Customer Experience

What did your customer experience?


In any type of retail outside of commodity the customer experience must be king.

In today’s world, if you had any doubt then take a quick look at the vacant shops in your local high street.

The retail world is morphing into three basic models. The first model is the commoditised transactional retail: supermarkets, big-box category killers (think Bunnings or Officeworks), and value driven discount and bulk stores with the proposition “we have it all and it’s cheap".

The second model is the on-line retailer: Amazon, iTunes and any number of segment-specific sites with the proposition being “we can get almost anything to you quickly and at the best price and you don’t need to leave your desk".

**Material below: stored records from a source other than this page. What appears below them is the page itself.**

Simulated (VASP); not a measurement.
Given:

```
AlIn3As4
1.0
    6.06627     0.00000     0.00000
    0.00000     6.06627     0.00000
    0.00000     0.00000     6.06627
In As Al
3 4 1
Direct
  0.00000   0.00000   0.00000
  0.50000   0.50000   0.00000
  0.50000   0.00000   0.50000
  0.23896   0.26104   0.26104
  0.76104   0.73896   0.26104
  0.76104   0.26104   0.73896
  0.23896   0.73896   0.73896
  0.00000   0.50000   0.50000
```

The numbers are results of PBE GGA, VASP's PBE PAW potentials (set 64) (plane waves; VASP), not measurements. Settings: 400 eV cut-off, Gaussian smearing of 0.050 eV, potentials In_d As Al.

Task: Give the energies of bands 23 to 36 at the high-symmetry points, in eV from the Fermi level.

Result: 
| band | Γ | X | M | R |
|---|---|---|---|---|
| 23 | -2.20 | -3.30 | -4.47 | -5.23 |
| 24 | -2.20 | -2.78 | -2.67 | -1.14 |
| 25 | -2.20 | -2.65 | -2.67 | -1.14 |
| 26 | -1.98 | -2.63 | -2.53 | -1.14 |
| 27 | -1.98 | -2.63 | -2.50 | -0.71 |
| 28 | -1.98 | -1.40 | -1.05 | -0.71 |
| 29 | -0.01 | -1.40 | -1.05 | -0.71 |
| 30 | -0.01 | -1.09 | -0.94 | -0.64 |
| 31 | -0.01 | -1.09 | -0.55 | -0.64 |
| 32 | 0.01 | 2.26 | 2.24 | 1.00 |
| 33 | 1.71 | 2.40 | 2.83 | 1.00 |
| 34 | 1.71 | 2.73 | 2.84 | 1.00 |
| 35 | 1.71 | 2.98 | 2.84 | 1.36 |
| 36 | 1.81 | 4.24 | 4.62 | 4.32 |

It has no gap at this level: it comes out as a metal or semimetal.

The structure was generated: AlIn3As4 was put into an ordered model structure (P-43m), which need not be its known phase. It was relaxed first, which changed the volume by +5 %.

And then there is the third model – the experiential retail outlet. This sector covers where you want to go to physically experience the service or product i.e. restaurants, vanity services (hairdresser, spa, beautician) and entertainment (cinema, live music). Increasingly, luxury brands are creating icon stores with the intention of immersing the customer in the brand values (think Apple, Bose, B&O, Montblanc, Bally, Louis Vuitton).

The inevitable impact of the shift to three dominant retail models is squeezing the margins of businesses occupying the middle ground of general retailing.

The impact of this trend is being felt in the far broader retail space as well.

Even in areas such as automotive retail (where traditionally physical attendance and interaction with sales and service staff is necessary), greater customer use of on-line research means minimising the physical interaction.

If retail outlets allow their customers to become increasingly distant they will eventually be unable to keep them.

For any premium product retailer the answer has to be a total customer experience that provides a compelling case for customer loyalty.

Recently the Cadillac dealers in the USA were sent to a three-day Disney “boot-camp” where they learned from Disney about the effort Disney employees invest to ensure that the Disney experience is one that gets customers coming back time and again.

One of the simplest techniques is to advertise a theme park opening time of 9.00am yet to open their doors, every day, at least 5 minutes early. Disney says “this is a nice surprise for customers who have arrived early and are waiting at the doors. We want to get them off to a good start.”

What a remarkably simple customer-centric action. This is both easy to achieve and sets up a positive initial impression. Take this philosophy to every aspect of the customer interaction and watch the loyalty and recommendations grow.

In a world of instant internet access, the “show” is the one experience you can’t deliver on-line.